Since 6.1.0 the QEMU driver has experimental support for operating in an embedded mode. In this scenario, rather than connecting to the libvirtd daemon, the QEMU driver runs in the client application process directly. To use this the client application must have registered & be running an instance of the event loop. To open the driver in embedded mode the app use the new URI path and specify a virtual root directory under which the driver will create content. The path to the root directory must be absolute. Passing a relative path results in an error.

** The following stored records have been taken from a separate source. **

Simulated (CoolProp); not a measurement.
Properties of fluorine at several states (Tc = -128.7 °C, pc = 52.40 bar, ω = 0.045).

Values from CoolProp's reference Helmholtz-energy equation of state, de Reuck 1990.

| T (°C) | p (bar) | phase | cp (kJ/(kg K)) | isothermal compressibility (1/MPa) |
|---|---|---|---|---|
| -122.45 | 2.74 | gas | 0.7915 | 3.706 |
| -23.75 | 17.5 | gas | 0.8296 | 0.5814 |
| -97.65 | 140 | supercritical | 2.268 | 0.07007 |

qemu:///embed?root=/some/dir

Broadly speaking the range of functionality is intended to be on a par with that seen when using the traditional system or session libvirt connections to QEMU. The features will of course differ depending on whether the application using the embedded driver is running privileged or unprivileged. For example PCI device assignment or TAP based networking are only available when running privileged. While the embedded mode is still classed as experimental some features may change their default settings between releases.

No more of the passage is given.